We at the Business Journal felt no surprise late last week after the official announcement of billionaire Philip Anschutz buying Colorado Springs’ daily newspaper.
For months we had been hearing Anschutz had his eye on The Gazette, after spending more and more time here as owner of The Broadmoor hotel and resort. Two weeks ago, CSBJ columnist John Hazlehurst referred to the newspaper transaction as “a done deal.”
It was clear that wheels were turning, with apparent direction in advance coming from Anschutz’s Clarity Media Group. During the past few months, Gazette management moved forward with filling specific key positions, which never would happen just before a sale without guidance from the incoming ownership.
Now the deal is wrapped up, and from all indications the daily paper’s new power structure will waste no time making noticeable changes. In early statements and hastily done promotional ads, The “new” Gazette’s leaders have told readers to expect more staff additions, more pages — including the return of daily lifestyle sections — and more quality content.
Many have wondered whether we might feel threatened about these developments. More than a few quickly have assumed that we will shift into attack mode, with The Gazette as a more dangerous enemy.
Nothing could be further from the truth.
To be totally honest, we’re encouraged by The Gazette’s new status. We think it’s a huge win for Colorado Springs, after many decades, once again to have local — OK, kind of local — ownership. Clarity Media Group might be headquartered at 555 17th St. in Denver, but rest assured The Gazette’s staff already knows that Anschutz himself will begin many of his mornings reading their daily product inside his Broadmoor suite.
From our perspective of also being in the same business, we’re pleased to know that someone as prominent as Anschutz believes enough in the future of newspaper publishing here to make such an investment. In many other cities, this obviously would not have happened, rescuing a paper like The Gazette from years of decline. But it has just happened here, showing that Colorado Springs indeed is different.
But this isn’t just about improving the city’s daily paper. We’re hearing other indications that Anschutz, from behind the scenes, is willing to make even more commitments for the long-range betterment of Colorado Springs. The details are sketchy and unconfirmed, but if they become reality, Anschutz is positioning himself to become this city’s unparalleled business and philanthropic champion of the 21st century. He has the capability, and apparently the desire, to earn a legitimate, permanent place among the Springs’ true giants.

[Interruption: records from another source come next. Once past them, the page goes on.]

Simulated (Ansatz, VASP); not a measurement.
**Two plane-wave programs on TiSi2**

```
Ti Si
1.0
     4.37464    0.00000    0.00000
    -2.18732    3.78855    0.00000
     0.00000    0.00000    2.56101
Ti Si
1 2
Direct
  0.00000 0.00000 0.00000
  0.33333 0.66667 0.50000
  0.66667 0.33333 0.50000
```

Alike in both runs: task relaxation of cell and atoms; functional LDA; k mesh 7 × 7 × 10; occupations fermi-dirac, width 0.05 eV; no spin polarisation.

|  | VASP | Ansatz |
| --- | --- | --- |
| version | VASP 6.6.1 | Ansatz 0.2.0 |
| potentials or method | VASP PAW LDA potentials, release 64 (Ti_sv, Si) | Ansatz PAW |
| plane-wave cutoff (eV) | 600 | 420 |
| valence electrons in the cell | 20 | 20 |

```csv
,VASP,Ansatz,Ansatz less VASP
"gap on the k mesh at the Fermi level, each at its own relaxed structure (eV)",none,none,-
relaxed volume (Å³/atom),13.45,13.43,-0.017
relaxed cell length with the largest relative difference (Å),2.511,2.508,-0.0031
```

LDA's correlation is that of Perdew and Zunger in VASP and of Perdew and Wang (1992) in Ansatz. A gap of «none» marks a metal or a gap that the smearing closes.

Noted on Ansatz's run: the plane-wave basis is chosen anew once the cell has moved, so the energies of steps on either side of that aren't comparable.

At the same time, we may never get to know Phil Anschutz. He has shown no interest in having a public presence around Colorado Springs, which is understandable. (We’re guessing he’ll give an in-depth interview to The Gazette someday, but otherwise stay in the background.) Yet, fortunately for this city, at the age of 72, he clearly wants to embrace Colorado Springs — and offer some of his massive resources to make an even more extraordinary impact.
For all that, the least we can do is say thanks. And applaud.